In what way does denormalization improve database performance?

Roman picture Roman · Feb 27, 2010 · Viewed 60.7k times · Source

I heard a lot about denormalization which was made to improve performance of certain application. But I've never tried to do anything related.

So, I'm just curious, which places in normalized DB makes performance worse or in other words, what are denormalization principles?

How can I use this technique if I need to improve performance?

Answer

Pascal MARTIN picture Pascal MARTIN · Feb 28, 2010

Denormalization is generally used to either:

  • Avoid a certain number of queries
  • Remove some joins

The basic idea of denormalization is that you'll add redundant data, or group some, to be able to get those data more easily -- at a smaller cost; which is better for performances.


A quick examples?

  • Consider a "Posts" and a "Comments" table, for a blog
    • For each Post, you'll have several lines in the "Comment" table
    • This means that to display a list of posts with the associated number of comments, you'll have to:
      • Do one query to list the posts
      • Do one query per post to count how many comments it has (Yes, those can be merged into only one, to get the number for all posts at once)
      • Which means several queries.
  • Now, if you add a "number of comments" field into the Posts table:
    • You only need one query to list the posts
    • And no need to query the Comments table: the number of comments are already de-normalized to the Posts table.
    • And only one query that returns one more field is better than more queries.

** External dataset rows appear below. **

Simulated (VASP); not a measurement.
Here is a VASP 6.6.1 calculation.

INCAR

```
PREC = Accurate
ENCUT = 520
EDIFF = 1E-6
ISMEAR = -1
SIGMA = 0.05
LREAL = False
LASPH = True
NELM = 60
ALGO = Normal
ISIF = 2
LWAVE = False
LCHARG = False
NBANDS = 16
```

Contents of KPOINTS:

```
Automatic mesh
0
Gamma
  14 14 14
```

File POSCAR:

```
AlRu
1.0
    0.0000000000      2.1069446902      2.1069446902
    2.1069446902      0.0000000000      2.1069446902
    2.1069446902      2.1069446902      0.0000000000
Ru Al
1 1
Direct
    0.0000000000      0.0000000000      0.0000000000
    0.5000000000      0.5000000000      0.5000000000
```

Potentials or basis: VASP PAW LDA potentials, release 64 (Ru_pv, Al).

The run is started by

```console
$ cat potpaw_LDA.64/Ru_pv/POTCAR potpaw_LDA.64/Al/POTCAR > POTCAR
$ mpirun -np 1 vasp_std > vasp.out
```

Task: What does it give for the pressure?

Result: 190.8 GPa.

Now, there are some costs, yes:

  • First, this costs some place on both disk and in memory, as you have some redundant informations:
    • The number of comments are stored in the Posts table
    • And you can also find those number counting on the Comments table
  • Second, each time someone adds/removes a comment, you have to:
    • Save/delete the comment, of course
    • But also, update the corresponding number in the Posts table.
    • But, if your blog has a lot more people reading than writing comments, this is probably not so bad.